I learned from the real news, real accurate Bloomberg:

An executive with Amazon’s cloud-computing unit hit back at Oracle Executive Chairman Larry Ellison, who ridiculed the internet giant as recently as last month for relying on Oracle databases to track transactions and store information, even though Amazon sells competing software, including Redshift, Aurora and DynamoDB. Amazon’s effort to end its use of Oracle’s products has made new progress, Andy Jassy, the chief executive officer of Amazon Web Services, tweeted Friday. “In latest episode of ‘uh huh, keep talkin’ Larry,’ Amazon’s Consumer business turned off its Oracle data warehouse Nov. 1 and moved to Redshift,” Jassy wrote. By the end of 2018, Amazon will stop using 88 percent of its Oracle databases, including 97 percent of its mission-critical databases, he added.

Time’s are changing for the once dominant database giant.

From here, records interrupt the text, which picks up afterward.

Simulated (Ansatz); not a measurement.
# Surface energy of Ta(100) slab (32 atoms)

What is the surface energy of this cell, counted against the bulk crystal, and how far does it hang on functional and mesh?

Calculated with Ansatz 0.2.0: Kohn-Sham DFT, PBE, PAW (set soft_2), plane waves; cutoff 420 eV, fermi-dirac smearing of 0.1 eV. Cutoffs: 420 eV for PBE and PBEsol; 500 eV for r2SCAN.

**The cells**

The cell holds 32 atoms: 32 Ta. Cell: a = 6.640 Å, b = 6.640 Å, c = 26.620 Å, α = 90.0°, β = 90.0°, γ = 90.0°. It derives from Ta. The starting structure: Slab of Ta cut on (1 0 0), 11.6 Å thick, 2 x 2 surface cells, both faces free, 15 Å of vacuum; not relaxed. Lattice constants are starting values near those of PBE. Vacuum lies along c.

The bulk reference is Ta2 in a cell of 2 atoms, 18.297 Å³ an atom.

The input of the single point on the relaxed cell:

Amazon: Free PR on a National Scale

ITEM 3: The location of a big Amazon office complex may be known. Surprise, Amazon’s giant PR play called HQ2, the erstwhile competition among cities for a second headquarters, may be over. Where is the online giant and policeware vendor heading? The Washington, DC, area. We learned in “Amazon and Microsoft Are Fighting for a $10 Billion Pentagon Contract — and HQ2 in Virginia Could Be Jeff Bezos’ Boss Move”:

“Let’s just put it this way. I don’t think the timing of Amazon moving its headquarters near D.C. is coincidental,” Daniel Ives, Managing Director of Equity Research at Wedbush Securities, told Business Insider.

Yep, coincidence. But can Amazon win JEDI? Microsoft is trying to prevent the juicy plum from ending up in a Whole Foods shopping basket. But Amazon does have that other government cloud contract, and it seems to deliver what In-Q-Tel could not. Plus, the bitter harvest of the Distributed Common Ground project still lingers in some mess halls.

Stephen E Arnold, November 12, 2018

Which Is the Winner: Google Speech or Amazon Transcribe?

October 22, 2018

The answer appears in a write up called “Google Speech Vs Amazon Transcribe: The War Of Speech Technology.” Spoiler: It looks like Google stomps Amazon in this remarkable analysis.

When it comes to languages supported, Google is king; 119 to Amazon’s paltry dozen or so.

Which system does better with long talking, it is a tie. Two hours is the audio limit. But the write up does not explain if the two hours are chunked or if multiple two hour blocks can be strung together. Important information excluded or ignored in this head to head analysis.

Programming languages? Looks like a toss up. But Amazon supports Dot Net, which may be important at clients like the US Department of Defense.

Privacy? Yeah, well, not much information. The write up ignores Amazon’s federation capabilities and its cross correlation analytics. And Google? Yeah, advertising. We know what that means.

Audio formats? Google seems to cover the bases. The write up ignores the Amazon APIs, which is not surprising because none of Amazon’s law enforcement and policeware capabilities seem to have hit the author’s radar.

Vocabulary? Well, if Google supports more languages, whatever vocabulary tweaking it permits will crush Amazon’s capabilities.

Additional features? Google can do emotions. Right, Alexa cannot it seems. The Beyond Search goose thinks the author should check into Alexa’s capabilities with regard to Amazon Sagemaker. Just a thought: You, gentle reader, may want to check this out as well.

Wrap up?

Both are equal. But the way the write up presents information, Google is the implicit winner.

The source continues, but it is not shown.